Acceptance (and monkeys and weddings) in Pakistan
Assalamualaikum
Pakistan is going splendid, splendid splendid.
Since I last wrote, I shifted to a new friend’s house. This house is absolutely stunning with rugs of rugs on carpets. I used to think the layering of such things was silly silly, but I have converted and I want everything to be soft fabric.
Every time I come to Pakistan, I am understanding this country better and falling deeper in love with the nation. The ambiance and spirit of the people, from my outsider, non-native speaking perspective, is something to cherish and emulate across the rest of the world. The love I have received from strangers that adopt me as family is something I hope to acquire and gift to people in my present and future life.
Staying with family’s is just about my favorite way to interact with a place and people. To see demonstrations of elegance that unveil a rich layer of acceptance and strength—particularly in the women.
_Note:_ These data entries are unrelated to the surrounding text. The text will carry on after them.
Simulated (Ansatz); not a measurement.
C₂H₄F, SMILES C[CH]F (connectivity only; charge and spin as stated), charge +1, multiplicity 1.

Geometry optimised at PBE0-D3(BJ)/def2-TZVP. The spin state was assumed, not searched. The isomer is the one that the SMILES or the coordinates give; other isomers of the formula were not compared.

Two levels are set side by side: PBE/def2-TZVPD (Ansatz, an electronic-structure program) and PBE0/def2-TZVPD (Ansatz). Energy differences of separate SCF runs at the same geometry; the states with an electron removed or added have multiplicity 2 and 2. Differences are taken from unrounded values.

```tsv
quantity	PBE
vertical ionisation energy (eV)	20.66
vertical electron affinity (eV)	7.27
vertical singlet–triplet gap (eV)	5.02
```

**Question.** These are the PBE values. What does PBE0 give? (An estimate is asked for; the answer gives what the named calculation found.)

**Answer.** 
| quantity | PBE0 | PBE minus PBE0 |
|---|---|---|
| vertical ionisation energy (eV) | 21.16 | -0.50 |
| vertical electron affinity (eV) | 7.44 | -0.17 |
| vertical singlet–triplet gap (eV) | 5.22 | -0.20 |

I am learning that life’s struggles are really only struggles if we choose to be limited by them. Perhaps it’s resorting to thickening my skin or increasing my tolerance threshold, but I think this is the way that I want to survive and pass through life. I want to live unbothered, and that ultimately starts with me.
What I mean is that our boundaries and definitions of acceptable and unacceptable are malleable. What is appropriate is contingent on a cultural context, not an empirical or normative truth. Therefore, I become more flexible with what bruises me, seeking to accept things as they come rather than become burdened by an unchangeable external realm.
I wrote in my notes for this writing that “vulnerability is healing,” and looking at this I am confused. I am honest. Honest to a fault. Vulnerability I think four days ago was helping me let go of my past, but as time is settling, I realize I am so engrossed in it, still. Ugh. Burying myself in work and busy-ness is a temporary suppression, but leaning into these feelings is a useless feedback loop. Hmmm. Not sure what to do with that except persist with living.
Anyways, back to Pakistan.
In the first few days at my new place, I have done many things. The world really is granting me so many unexpected gifts. Blessings.
First, I went back to Murree hills. This time, there was no snow, but we had a picnic and made instant noodles by a pine-cone fire. I highly recommend nimko as a topping. As a trying vegan, I had kawah (green tea) instead of chai.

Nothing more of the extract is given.